Five top tips to avoid capital gains tax (CGT)
On the 22nd June we will have the new Governments first budget. It is widely predicted that we will see a rise in the capital gains tax rate on non business assets – maybe aligning rates with those of income tax.
Analysts are warning thousands of investors could be hit with massive CGT bills if a planned rise goes ahead. There are some practical ways to keep gains out of the taxman's hands, and here I list five of the main one’s:
Fully utilise your ISA allowance and hold as much of your investments as possible into ISA’s. With the full allowance at £10,200 most people will be able to put a large proportion of their investments into ISAs.
Everybody has an allowance of £10,100 in gains before any tax is charged so many people can avoid paying the tax by strategically selling assets in different tax years.
If you have any losses not utilised in previous years then you can carry these forward and offset against gains made, however you need to declare these losses with the Inland Revenue.
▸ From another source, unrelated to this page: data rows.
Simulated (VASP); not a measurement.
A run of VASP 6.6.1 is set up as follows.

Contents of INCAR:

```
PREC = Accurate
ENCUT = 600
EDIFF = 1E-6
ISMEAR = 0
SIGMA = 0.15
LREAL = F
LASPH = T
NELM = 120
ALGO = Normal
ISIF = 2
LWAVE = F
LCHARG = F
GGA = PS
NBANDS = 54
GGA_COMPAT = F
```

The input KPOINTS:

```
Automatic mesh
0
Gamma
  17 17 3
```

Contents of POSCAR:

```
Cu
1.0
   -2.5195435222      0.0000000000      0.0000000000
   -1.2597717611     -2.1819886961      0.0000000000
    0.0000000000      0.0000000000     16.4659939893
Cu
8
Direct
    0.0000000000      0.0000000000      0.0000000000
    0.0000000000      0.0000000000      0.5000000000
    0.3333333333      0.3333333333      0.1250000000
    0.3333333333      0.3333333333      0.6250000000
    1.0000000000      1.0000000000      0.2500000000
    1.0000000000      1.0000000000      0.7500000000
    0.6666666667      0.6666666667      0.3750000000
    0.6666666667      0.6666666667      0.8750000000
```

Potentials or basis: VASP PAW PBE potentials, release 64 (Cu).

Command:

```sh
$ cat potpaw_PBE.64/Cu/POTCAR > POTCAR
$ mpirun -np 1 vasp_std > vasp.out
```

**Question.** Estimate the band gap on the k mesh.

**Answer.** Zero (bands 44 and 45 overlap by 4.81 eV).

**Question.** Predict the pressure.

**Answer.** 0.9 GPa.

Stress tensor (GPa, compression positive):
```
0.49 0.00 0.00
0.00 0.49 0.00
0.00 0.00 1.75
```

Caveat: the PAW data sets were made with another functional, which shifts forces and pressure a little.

Transfer assets into your spouse's name. Transfers between married couples are not deemed as a sale so the original cost and gain is transferred across. This allows you to use both allowances of £10,100 to maximise CGT exemptions.
Consider Investing in CGT exempt products such as gilts or Venture Capital Trusts – a couple of investment options at different ends of the risk spectrum. Of course, do not invest simply to gain the CGT exemption, as the investment must match your risk tolerance and match your objectives.